2024 Is the Year of the Dragon: Speak Up for Reptiles This Year and Beyond
Starting on February 10, the 2024 lunar new year marks the Year of the Dragon—in Chinese culture, dragons represent good luck, wisdom, and strength.
Fire-breathing dragons may only appear in fantasy stories, but real-life dragon reptiles are just as fascinating as their mythical counterparts. Female Komodo dragons, the largest lizards on Earth, are fiercely protective mothers. Draco lizards, known as “flying dragons,” use their wing-like rib cages to glide through the air, while Chinese water dragons are adept swimmers who can hold their breath underwater for up to 25 minutes. Bearded dragons, named for their beard-like spikes, puff out their “beards” to intimidate predators.
Some dragon reptiles inhabit the lush highland forests of Southeast Asia, where they can climb, forage, and swim, while others are native to the Australian deserts, where they may spend hours basking in the sun or burrowing underground to cool off. Some species live in groups, establishing social hierarchies, whereas others are more solitary.
Dragons Suffer in the Pet Trade
In the pet trade, which remains one of the greatest threats to many reptile species, humans take these sensitive animals from their homes or breed them in captivity. They’re then sold to pet stores and other seedy suppliers, which often cram them into bins, deprive them of water, deny them veterinary care, exploit them as breeding machines, and kill them when they can no longer reproduce.
PETA’s undercover investigations have exposed systemic abuse and neglect in the reptile trade. While investigating Reptiles by Mack—a breeding operation that sold bearded dragons and other animals to pet stores across the country, including PetSmart—PETA’s eyewitness saw bearded dragons languishing in feces-filled tubs and severely dehydrated ones clamoring for water.
One PETA undercover investigation revealed that reptiles—like this bearded dragon—at a breeding facility that supplies pet stores, including PetSmart, were deprived of even their most basic needs, including heat and UV lamps.
Humans often purchase reptiles with little to no knowledge of their proper care and special needs for space, heat, humidity, lighting, and so on, causing them to suffer even more. For example, bearded dragons—the most common reptiles purchased as “pets”—are cold-blooded animals who rely on external heat sources to raise their body temperature. In captivity, UV lamps or other artificial forms of heat, which can be difficult to regulate, must be used.
Most reptiles purchased as “pets” suffer and die from inadequate care. An estimated 75% of them don’t even survive a year.

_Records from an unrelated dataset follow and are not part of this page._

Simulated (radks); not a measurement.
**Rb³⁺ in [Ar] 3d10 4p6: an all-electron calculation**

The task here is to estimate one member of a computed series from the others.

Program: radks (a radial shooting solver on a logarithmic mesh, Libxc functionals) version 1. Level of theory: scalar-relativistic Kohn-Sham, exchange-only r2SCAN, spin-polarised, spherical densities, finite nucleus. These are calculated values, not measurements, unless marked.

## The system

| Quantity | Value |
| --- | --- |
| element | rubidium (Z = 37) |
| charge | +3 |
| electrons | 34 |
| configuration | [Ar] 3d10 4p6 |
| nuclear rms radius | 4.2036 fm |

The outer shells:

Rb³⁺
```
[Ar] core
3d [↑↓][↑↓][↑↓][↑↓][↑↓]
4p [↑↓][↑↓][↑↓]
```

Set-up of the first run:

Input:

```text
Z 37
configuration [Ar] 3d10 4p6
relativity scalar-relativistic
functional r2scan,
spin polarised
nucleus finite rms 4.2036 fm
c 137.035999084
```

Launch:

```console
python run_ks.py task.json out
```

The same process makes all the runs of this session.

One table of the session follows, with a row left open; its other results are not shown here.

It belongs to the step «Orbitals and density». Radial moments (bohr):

Usher in the Year of the Dragon by Helping Reptiles
Reptiles aren’t objects to buy and sell—they’re living, feeling beings who don’t want to be exploited. You can speak up for bearded dragons and other animals who are suffering and dying in the pet trade—tell PetSmart and Petco that you plan to buy supplies only from businesses that don’t sell animals, such as Target, Walgreens, or online retailers. You can also help reptiles by speaking out against the exotic-skins industry, which cruelly slaughters snakes, lizards, and alligators to make bags and belts.